Citi Analysts Foresee Weakening Ties Between Crypto and Equities Over Time

Citi: Bitcoin’s Correlation to Stocks Will Weaken as Crypto Market Matures

The link between Bitcoin (BTC) and the broader stock market is expected to weaken as the adoption of digital assets expands, according to a research report from Wall Street bank Citi (C) released on Monday.

While equities have historically been the dominant macro driver for cryptocurrency markets, Citi analysts believe this relationship will erode over time. “As the crypto sector matures, the investor base diversifies, and technological advancements continue, the equity-crypto correlation is likely to decline,” the report noted.

However, due to the speculative nature of digital assets, correlations with risk assets may still surge during periods of market turbulence, the bank cautioned.

Citi’s analysts, led by Alex Saunders, also highlighted that clearer regulatory guidelines in the U.S. could lead to more distinct price movements in crypto, reducing its dependency on traditional financial markets.

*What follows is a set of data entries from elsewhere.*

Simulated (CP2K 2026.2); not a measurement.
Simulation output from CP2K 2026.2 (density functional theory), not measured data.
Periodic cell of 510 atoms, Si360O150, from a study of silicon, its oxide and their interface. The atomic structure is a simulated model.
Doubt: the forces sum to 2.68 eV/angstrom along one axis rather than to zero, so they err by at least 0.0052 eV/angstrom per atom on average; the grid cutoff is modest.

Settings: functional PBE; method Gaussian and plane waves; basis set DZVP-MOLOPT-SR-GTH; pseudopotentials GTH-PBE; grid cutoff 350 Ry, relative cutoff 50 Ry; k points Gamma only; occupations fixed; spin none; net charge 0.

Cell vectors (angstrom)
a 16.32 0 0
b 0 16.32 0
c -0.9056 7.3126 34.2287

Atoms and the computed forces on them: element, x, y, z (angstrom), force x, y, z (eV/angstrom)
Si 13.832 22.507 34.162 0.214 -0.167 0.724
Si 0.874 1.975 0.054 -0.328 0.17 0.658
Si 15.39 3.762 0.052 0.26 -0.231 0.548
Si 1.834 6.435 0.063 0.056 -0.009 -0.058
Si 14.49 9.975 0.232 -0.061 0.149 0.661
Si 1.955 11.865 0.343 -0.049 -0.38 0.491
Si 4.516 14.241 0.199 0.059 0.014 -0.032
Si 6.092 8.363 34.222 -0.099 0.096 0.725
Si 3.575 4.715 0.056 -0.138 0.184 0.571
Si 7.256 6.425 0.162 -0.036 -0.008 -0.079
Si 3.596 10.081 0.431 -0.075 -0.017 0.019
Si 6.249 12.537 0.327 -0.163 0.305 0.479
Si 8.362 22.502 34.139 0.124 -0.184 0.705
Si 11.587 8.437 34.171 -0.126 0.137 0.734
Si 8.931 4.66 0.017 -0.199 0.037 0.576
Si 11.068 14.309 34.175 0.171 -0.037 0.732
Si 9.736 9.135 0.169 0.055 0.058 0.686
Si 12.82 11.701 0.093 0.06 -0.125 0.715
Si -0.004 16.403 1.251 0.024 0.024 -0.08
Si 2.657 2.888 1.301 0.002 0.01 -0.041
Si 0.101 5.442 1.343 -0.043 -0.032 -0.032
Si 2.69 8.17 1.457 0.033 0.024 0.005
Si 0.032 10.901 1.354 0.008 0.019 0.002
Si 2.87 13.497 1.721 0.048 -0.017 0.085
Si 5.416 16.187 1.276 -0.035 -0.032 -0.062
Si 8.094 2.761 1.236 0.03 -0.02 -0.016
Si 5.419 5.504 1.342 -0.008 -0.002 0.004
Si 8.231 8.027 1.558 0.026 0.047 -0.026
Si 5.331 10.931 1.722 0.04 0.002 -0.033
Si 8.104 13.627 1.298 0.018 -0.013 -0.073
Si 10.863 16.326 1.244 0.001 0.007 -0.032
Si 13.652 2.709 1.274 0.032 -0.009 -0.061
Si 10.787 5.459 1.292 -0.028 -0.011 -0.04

Additionally, the bank expects Bitcoin’s volatility to diminish over the long term as institutional adoption increases. It also pointed out that crypto was the only asset class that expanded its market cap relative to U.S. equities last year.

Another emerging trend to watch, according to Citi, is Bitcoin’s growing correlation with gold—a potential signal that BTC is increasingly being viewed as a “store of value.”